Report a traffic anomaly when the time needed to travel from one stop to the next exceeds the expected time by some orders of magnitude.
Report a noisy sensor when the bus moves while it is at stop.
Report a noisy sensor when the bus seems to move with extreme speed.

The rules that we used for the SCATS Data are simple, but as described later in Sect. 4 are able to identify accurately traffic congestion. More specifically, we defined the following rules:

Raise a traffic alarm when the moving average of the streaming values of the degree of saturation exceeds a predefined threshold.
Report a faulty sensor if one is identified to variate significantly from its neighbors.

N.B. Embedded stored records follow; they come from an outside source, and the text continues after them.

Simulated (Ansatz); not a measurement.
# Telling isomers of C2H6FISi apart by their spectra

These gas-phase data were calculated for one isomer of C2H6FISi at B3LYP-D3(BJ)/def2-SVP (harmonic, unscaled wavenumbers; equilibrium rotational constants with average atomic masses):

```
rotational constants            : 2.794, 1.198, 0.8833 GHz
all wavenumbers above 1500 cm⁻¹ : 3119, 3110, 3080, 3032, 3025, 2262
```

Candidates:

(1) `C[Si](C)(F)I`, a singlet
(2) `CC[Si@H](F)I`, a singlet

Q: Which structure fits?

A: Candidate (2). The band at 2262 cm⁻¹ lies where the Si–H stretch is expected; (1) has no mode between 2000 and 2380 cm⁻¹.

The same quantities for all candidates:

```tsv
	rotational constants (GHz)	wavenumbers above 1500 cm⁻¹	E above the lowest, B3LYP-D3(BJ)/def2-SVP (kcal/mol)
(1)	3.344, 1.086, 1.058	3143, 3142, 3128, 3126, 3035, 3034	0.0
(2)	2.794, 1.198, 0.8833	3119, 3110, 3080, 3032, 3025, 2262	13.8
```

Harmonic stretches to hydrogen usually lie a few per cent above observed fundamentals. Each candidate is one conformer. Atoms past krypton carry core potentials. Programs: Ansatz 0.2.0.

3.2 Building a Pipeline for Twitter Monitoring

Twitter was successfully used to detect meaningful events exploiting users as human sensors. Examples include the detection of earthquakes [31], floods [32], or even crimes [21]. We build a monitoring pipeline that utilizes Twitter to detect events of interest.

Usually when researchers perform topic-specific event detection on Twitter stream they query tweets containing particular keywords, generated by a specific user or located at a particular area, respecting at the same time the Twitter API constraints [35]. A great challenge that arises is how to use the Twitter’s query filters efficiently in order to acquire more topic related tweets. Thus, we develop a Twitter Fetcher that is responsible to gather tweets relevant to a given topic by tracking a dynamic set of keywords, users and locations and then forward them to the pipeline. The set of keywords and users is dynamically updated aiming to maximize the topic coverage. Another challenge is the fact that many messages do not contain location information. That said, a Geotagger able to assign exact GPS coordinates exploiting a tweet’s text is the next pipeline component. Following the approach described in [8] and using the OpenStreetMap API [28] and Lucene, [23] the Geotagger assigns GPS coordinates according to road and POI references in tweets. The resulting set of geotagged tweets should be filtered and only the relevant tweets should be kept. In order to accomplish that a Text Classifier is used as the last unit of our pipeline. We used SVM to classify the incoming tweets, using as features the tweet’s TF-IDF weighted vector, and the existence or absence of roads or POIs references. We tuned the classifier using an annotated dataset and under 10-fold cross validation we achieved an F-Measure of \(88.3\,\%\), a Precision of \(93\,\%\) and a Recall of \(84.2\,\%\). The output of this pipeline is stored to a MongoDB instance for further usage and post-processing (Fig. 6).

The above framework is modular enough to be applied in any city given that citizens are active Twitter users. It was instantiated for the Dublin city. The Twitter Fetcher was set to return a Twitter stream from the Dublin city relevant to the topics of traffic and flood. The Geotagger was loaded with information about the Dublin road network from Open Street Maps. Finally, the Text Classifier was able to identify Traffic and Flood related messages. The training of the classifier was done using traffic and flood tweets originating from Dublin services such as ‘AARoadwatch’ and ‘Livedrive’.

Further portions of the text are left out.